Posted: Jun 10, 2011 10:20 PM by Maddie Garrett
A Louisiana lawmaker wants to make death benefits available for State employees killed in the line of duty, such as the two insurance investigators killed Tuesday in Ville Platte.
There's no doubt Tuesday's double-murder suicide still weighs heavily on the small town of Ville Platte. Many residents now turning their thoughts to the two victims Rhett Jeansonne and Kim Sledge and their families.
"I think most everyone around here, all of our hearts go out to the families of both of the agents who were killed," said Ville Platte resident Jessie Vidrine.
But Sen. Eric Lafleur (D-28) wants to take those sympathies and condolences a step further by introducing a substitute bill in the Senate Finance Committee that would create death benefits for state employees killed in the line of duty.
And though people in Ville Platte may not know the agents Jeansonne and Sledge, many agree with Lafleur's proposed bill.

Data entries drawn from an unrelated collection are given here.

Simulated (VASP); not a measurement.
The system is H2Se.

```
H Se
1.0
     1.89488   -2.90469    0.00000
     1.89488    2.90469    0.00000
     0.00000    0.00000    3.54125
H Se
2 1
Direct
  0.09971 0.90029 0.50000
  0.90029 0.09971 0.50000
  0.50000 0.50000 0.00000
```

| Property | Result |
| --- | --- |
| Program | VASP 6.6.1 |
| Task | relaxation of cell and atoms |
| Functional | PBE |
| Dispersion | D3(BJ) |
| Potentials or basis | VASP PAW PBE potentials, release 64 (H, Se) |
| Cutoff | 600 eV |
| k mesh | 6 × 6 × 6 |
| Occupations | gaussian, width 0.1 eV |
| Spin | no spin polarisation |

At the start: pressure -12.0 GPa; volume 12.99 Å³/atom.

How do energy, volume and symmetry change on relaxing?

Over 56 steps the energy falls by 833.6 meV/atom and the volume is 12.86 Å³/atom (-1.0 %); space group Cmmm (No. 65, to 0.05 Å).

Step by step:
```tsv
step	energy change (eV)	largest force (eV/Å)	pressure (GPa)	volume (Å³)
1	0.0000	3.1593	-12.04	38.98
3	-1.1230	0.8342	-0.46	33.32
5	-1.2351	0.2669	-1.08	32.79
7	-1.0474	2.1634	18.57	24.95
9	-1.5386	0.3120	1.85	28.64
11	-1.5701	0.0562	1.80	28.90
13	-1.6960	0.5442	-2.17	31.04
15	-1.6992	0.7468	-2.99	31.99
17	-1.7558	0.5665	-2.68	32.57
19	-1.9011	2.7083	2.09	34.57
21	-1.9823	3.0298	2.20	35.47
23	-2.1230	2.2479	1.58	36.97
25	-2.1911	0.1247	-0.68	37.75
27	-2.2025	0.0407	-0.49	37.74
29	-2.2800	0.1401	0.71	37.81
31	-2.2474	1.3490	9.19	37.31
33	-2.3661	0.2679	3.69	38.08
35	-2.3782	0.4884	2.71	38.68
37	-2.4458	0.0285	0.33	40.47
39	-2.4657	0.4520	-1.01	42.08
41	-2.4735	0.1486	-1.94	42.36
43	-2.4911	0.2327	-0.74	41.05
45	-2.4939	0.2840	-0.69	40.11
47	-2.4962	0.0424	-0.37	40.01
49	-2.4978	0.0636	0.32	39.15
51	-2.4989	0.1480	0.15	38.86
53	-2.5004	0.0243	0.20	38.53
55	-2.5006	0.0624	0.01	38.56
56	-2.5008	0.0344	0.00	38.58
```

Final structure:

"I would believe that anybody who worked for the government or for the state should have equal benefits, simple as that," said Brad Vidrine of Ville Platte.
"You know I think the government should do all that they can do and I think that would definitely be a plus," said Jessie Vidrine.
State law gives $250,000 to the surviving spouse of an officer or firefighter killed in the line of duty, and $25,000 to each dependent child. But currently State law does not cover State workers like Jeansonne and Sledge, who were killed while conducting a fraud investigation for the LA Department of Insurance.
"They were actually killed in the line of duty, while they were carrying out their job duties so I think they should," said Jessie Vidrine.
But not everyone agreed. Ville Platte resident Roy Welsh is the son of a police officer, and said he has mixed emotions about Lafleur's bill.
"Police and fire, they're out there, they're taking those risks every day. Where as insurance agents, I don't know," said Welsh.
Lafleur said the law would apply to State employees doing investigative work in pursuit of potential criminal activity and killed while working. His bill will first be presented to the Senate Finance Committee Saturday. If the bill passes, it'll head to the senate floor, the house appropriations committee then to the house floor.